The aim of this small report is not to go into details of describing organizational structures or infrastructures of collaboration, which must be delivered by the Israeli initiative itself, but to offer clear and hopefully useful recommendations to the Israeli stakeholders in support of their successful learning cities program. It is at the same time the aim to allow global discussion forums some insight into the Israeli initiative.

Background

We carried through a long visit in 2011 to establish international dialogues around the establishment of the Israeli role model learning city of Modi’in. Modi’in is a brand new city in Israel, located right at the center of the country between Tel Aviv and Jerusalem and between the Northern and Southern regions of the country. The strategic plan is to take the city’s now 80.000 inhabitants to around 250.000 and to take the city from a place where people live to a place where they live and work. The city is in all aspects a young city, with an average age of 32. The idea is to include learning city visions and practices into all dimensions of a new city.

Modi’in is the role model learning city for Israel and for the national initiative of learning cities. Not a role model in the narrow sense, like a learning city to be copied by others, but in the sense of a hub, an experimentarium, a resource center and a accumulative knowledge and inspiration center for the upcoming learning communities and cities in Israel. The role model project is strongly supported by the Municipality of Modi’in. The resource center role is strongly supported by two national organisations, the Union of Local Authorities in Israel and the Israeli Adult Education Association.

The visit in April 2013 aimed to establish a number of dialogues with very different stakeholders in different parts of Israel to allow the monitoring of the present strategic step: taking the national learning cities from Modi’in to a number of new learning cities across the country. Part of the visit therefore included celebrating the second Israeli learning city of Ra’anana in the central part of Israel, and establishing dialogues with potential new learning cities in the northern part of the country, characterized by coexistence between Jewish and Arab communities.

The overall aim of the visit was to discuss this second phase of the national initiative and in particular to discuss the challenges linked to taking the initiative from a role model city and to a network of learning cities. There are vital challenges linked to such a step, as it requires strong visions, leadership and coordination, but in particular strong inspiration and resource allocation actions.
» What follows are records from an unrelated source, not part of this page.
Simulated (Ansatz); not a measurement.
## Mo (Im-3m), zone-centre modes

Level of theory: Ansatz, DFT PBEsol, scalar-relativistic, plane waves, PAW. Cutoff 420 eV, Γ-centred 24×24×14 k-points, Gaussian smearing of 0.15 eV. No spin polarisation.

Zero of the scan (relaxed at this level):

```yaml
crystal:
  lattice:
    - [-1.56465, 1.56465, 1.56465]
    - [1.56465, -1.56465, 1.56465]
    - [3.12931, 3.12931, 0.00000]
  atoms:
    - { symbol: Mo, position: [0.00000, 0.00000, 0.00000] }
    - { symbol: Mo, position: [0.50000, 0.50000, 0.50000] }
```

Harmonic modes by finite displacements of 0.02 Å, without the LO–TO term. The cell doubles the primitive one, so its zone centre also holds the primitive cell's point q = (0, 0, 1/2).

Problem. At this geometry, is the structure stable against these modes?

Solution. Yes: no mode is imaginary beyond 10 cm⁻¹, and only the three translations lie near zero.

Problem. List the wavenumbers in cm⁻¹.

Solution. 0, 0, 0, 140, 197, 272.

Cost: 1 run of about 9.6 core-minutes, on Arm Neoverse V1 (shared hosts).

The Israeli Learning Cities Initiative is a top-down initiative with considerable policy support, and therefore the creator of the initiative, Dr. Orna Mager, is extremely focused on how to balance the top-down initiative against strong community activities directly involving different groups of citizens. Also in this field Modi’in will be the role-model, not telling what to do in new learning cities, but offering inspiration on how to work together in the local communities. The Israeli Learning City Initiative is deeply linked to and inspired by the European Xploit project as well as by various global learning cities platforms, such as Pascal and the emerging UNESCO learning cities network initiative. It is a clear value in the common understanding of the initiative among Israeli stakeholders that the Israeli initiative must be linked strongly to international platforms, networks and dialogues.

It is precisely the mission of the Advisory Board to offer a strong bridge between the Israeli initiative and the European and global platforms.